Related
In both the bellow cases:
import pandas
d = {'col1': 2, 'col2': 2.5}
df = pandas.DataFrame(data=d, index=[0])
print(df['col2'])
print(df.col2)
Both methods can be used to index on a column and yield the same result, so is there any difference between them?
The "dot notation", i.e. df.col2 is the attribute access that's exposed as a convenience.
You may access an index on a Series, column on a DataFrame, and an item on a Panel directly as an attribute:
df['col2'] does the same: it returns a pd.Series of the column.
A few caveats about attribute access:
you cannot add a column (df.new_col = x won't work, worse: it will silently actually create a new attribute rather than a column - think monkey-patching here)
it won't work if you have spaces in the column name or if the column name is an integer.
They are the same as long you're accessing a single column with a simple name, but you can do more with the bracket notation. You can only use df.col if the column name is a valid Python identifier (e.g., does not contains spaces and other such stuff). Also, you may encounter surprises if your column name clashes with a pandas method name (like sum). With brackets you can select multiple columns (e.g., df[['col1', 'col2']]) or add a new column (df['newcol'] = ...), which can't be done with dot access.
The other question you linked to applies, but that is a much more general question. Python objects get to define how the . and [] operators apply to them. Pandas DataFrames have chosen to make them the same for this limited case of accessing single columns, with the caveats described above.
Short answer for differences:
[] indexing (squared brackets access) has the full functionality to operate on DataFrame column data.
While attribute access (dot access) is mainly for convenience to access existing DataFrame column data, but occasionally has its limitations (e.g. special column names, creating a new column).
More explanation
Series and DataFrame are core classes and data structures in pandas, and of course they are Python classes too, so there are some minor distinction when involving attribute access between pandas DataFrame and normal Python objects. But it's well documented and can be easily understood. Just a few points to note:
In Python, users may dynamically add data attributes of their own to an instance object using attribute access.
>>> class Dog(object):
... pass
>>> dog = Dog()
>>> vars(dog)
{}
>>> superdog = Dog()
>>> vars(superdog)
{}
>>> dog.legs = 'I can run.'
>>> superdog.wings = 'I can fly.'
>>> vars(dog)
{'legs': 'I can run.'}
>>> vars(superdog)
{'wings': 'I can fly.'}
In pandas, index and column are closely related to the data structure, you may access an index on a Series, column on a DataFrame as an attribute.
>>> import pandas as pd
>>> import numpy as np
>>> data = np.random.randint(low=0, high=10, size=(2,2))
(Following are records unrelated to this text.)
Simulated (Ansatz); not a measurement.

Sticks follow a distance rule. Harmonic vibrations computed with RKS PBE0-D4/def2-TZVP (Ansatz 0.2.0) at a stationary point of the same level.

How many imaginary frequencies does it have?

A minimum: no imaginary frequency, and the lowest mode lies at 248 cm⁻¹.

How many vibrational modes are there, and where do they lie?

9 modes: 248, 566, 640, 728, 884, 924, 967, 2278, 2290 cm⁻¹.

>>> df = pd.DataFrame(data, columns=['a', 'b'])
>>> df
a b
0 7 6
1 5 8
>>> vars(df)
{'_is_copy': None,
'_data': BlockManager
Items: Index(['a', 'b'], dtype='object')
Axis 1: RangeIndex(start=0, stop=2, step=1)
IntBlock: slice(0, 2, 1), 2 x 2, dtype: int64,
'_item_cache': {}}
But, pandas attribute access is mainly a convinience for reading from and modifying an existing element of a Series or column of a DataFrame.
>>> df.a
0 7
1 5
Name: a, dtype: int64
>>> df.b = [1, 1]
>>> df
a b
0 7 1
1 5 1
And, the convenience is a tradeoff for full functionality. E.g. you can create a DataFrame object with column names ['space bar', '1', 'loc', 'min', 'index'], but you can't access them as an attribute, because they are either not a valid Python identifier (1, space bar) or conflict with an existing attribute name.
>>> data = np.random.randint(0, 10, size=(2, 5))
>>> df_special_col_names = pd.DataFrame(data, columns=['space bar', '1', 'loc', 'min', 'index'])
>>> df_special_col_names
space bar 1 loc min index
0 4 4 4 8 9
1 3 0 1 2 3
In these cases, the .loc, .iloc and [] indexing is the defined way to fullly access/operate index and columns of Series and DataFrame objects.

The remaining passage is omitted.